During the field period, about 100 main NLSY79 interviews will be validated to ascertain whether the interview took place as the interviewer reported and whether the interview was done in a polite and professional manner.
BLS has undertaken a continuing redesign effort to examine the current content of the NLSY79 and provide direction for changes that may be appropriate as the respondents age. The 2020 instrument reflects a number of changes recommended by experts in various fields of social science and by our own internal review of the survey's content. Additions to the questionnaire are accompanied by deletions of previous questions so that the overall time required to complete the survey should be lower than in 2018 and comparable to 2016.

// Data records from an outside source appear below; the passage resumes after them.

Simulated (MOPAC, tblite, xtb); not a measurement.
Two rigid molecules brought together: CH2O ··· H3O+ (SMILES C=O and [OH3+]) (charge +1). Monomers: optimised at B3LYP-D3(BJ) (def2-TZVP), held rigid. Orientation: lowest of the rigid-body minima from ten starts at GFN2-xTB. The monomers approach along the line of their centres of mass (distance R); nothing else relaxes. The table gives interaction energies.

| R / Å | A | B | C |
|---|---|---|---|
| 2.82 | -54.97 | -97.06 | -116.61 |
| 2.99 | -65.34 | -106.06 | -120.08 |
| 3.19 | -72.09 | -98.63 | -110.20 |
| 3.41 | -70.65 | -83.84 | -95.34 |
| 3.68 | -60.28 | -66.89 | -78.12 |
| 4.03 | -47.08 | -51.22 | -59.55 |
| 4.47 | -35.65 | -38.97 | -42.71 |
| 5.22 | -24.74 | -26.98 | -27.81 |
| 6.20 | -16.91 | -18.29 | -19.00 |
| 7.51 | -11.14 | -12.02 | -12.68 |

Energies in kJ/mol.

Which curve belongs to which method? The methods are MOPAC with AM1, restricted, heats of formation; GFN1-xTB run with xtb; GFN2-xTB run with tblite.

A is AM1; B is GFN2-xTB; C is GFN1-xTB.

The Round 29 questionnaire includes new questions on cognition and add questions on wealth. Questions that assess the cognitive functioning of the respondents will be added to Round 29 for all respondents. The first type ask the respondent to self-rate memory and change in memory. The next type of questions collect assessments of memory. These include word recall (both immediate and delayed), backward counting, and serial subtraction from 100 by 7s. These items were collected previously from NLSY79 respondents around age 48. Some new items will be included in this cognition battery that ask the date, the name of the president, and the name of common items from their definition. In addition, the assets module that has been asked in odd-numbered rounds since Round 19 will rotate back into the questionnaire.
Most of the changes made to the Young Adult questionnaire for 2020 have been made to streamline questions and sections in order to cut down on the amount of time it takes for a respondent to complete an interview. The Young Adult sample expects to include 459 respondents ages 12-22 and 4,096 respondents age 23 and older in Round 29.
The questions added to the Young Adult questionnaire expand our understanding of both physical and mental/emotional health and well-being such as gender identity and sexual orientation, resiliency, loneliness and social isolation, self-worth, and social cognition.